You were probably just joking about conserving spaces. The real reason why German joins lexical components into such long words has to do with conceptualization. One of the main aims of this post was to encourage us to think about that aspect of the differences among languages.
Sanskrit also has a predilection for forming very long compound words, and I've often pondered the similarity of German and Sanskrit in that regard.
Xylophon has some very thoughtful remarks on this subject in his comment above.
DWalker07 said,
June 27, 2018 @ 9:52 am
My parents used to joke that the German word for "babysitter" translated to "the person who comes at the end of the day to sit with the children" and that the word was a mile long.
tsts said,
June 27, 2018 @ 12:22 pm
@DWalker07: Actually, the German word for babysitter is "babysitter". That is what everyone used when I grew up.
DWalker07 said,
June 27, 2018 @ 1:18 pm
But that takes the funny part out! :-)
Robert Davis said,
June 27, 2018 @ 1:30 pm
So from via calcitata, do we get the Spanish calzado?
Lugubert said,
June 27, 2018 @ 5:04 pm
@ prof. Mair,
"Sanskrit also has a predilection for forming very long compound words, and I've often pondered the similarity of German and Sanskrit in that regard."

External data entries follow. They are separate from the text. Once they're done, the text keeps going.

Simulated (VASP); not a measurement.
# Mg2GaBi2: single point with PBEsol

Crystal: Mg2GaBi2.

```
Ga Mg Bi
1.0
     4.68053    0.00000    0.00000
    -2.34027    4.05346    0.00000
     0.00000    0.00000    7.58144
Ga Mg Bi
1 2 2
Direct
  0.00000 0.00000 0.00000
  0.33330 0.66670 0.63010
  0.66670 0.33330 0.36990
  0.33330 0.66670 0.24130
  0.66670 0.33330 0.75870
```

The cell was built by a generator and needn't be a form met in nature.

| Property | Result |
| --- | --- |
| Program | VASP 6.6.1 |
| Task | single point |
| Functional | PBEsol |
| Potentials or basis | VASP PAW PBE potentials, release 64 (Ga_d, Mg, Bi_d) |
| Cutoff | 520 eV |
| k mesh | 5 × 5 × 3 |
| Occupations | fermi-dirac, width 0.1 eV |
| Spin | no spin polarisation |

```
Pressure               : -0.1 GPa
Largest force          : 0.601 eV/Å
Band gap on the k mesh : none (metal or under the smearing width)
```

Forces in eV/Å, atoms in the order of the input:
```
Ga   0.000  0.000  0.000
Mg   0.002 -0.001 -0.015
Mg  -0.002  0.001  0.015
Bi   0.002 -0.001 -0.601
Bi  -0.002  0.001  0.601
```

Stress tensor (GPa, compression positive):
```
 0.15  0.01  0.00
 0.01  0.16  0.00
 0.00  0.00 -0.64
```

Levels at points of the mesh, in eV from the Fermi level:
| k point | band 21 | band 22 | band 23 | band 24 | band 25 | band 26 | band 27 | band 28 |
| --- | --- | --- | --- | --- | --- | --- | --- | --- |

Sometimes Swedish compounds are longer than the corresponding German expression, sometimes it's the other way round. My German favourite is the machine for which I was translating the manual: a Hochleistungspapierhandtuchfalzmaschine – Highly efficient machine for folding paper towels. But neither language can match Sanskrit words running on for pages.
ardj said,
June 27, 2018 @ 7:29 pm
My favourite story of portmanteauismus described the classic Schnellzugzuschlagschein:
Das Wort vereinte in sich die jugendliche Sehnsucht nach fernen Ländern, das Versprechen der großen Bahnlinien und die Akkuratesse des höflichen, korrekt gekleideten Bahnbeamten, der mir den Schein ausstellte (Anthony Mellor-Stapelberg; Die Zeit, 24aug14).
I once built on this in a talk to my (French) choir on “l’Allemand sans larmes” to construct ‘the chair of the (female) boss of the office selling such tickets’. Challenged that this was a joke on my part, and that there was no such word in German, I was obliged to confess, but pointed out that I had not invented Rindfleischetikettierungsüberwachungsaufgabenübertragungsgesetz.
I would welcome further thoughts from native speakers on the emotional and semantic aspects of this, following Mellor-Stapelberg's inspiring comment – but note that German (along with most other agglutinating languages) has a long way to go before it can compete with the Inuit aulisautissarsiniapunja (if I recall correctly) – I wish I had a piece of string that would serve as a fishing line.
Hans Adler said,
June 28, 2018 @ 2:25 am
German isn't an agglutinating language. The main difference to English in noun construction is that German spells compound words as single words while English usually leaves them apart, especially when they are formed on the spot. But that's little more than a matter of spelling. (Danish switched from German-style capitalisation of nouns to English style in a 1948 spelling reform.) There are some tricky considerations around using singular or plural and sometimes adding an s, but English has pretty much the same difficulties around using singular or plural or sometimes the possessive.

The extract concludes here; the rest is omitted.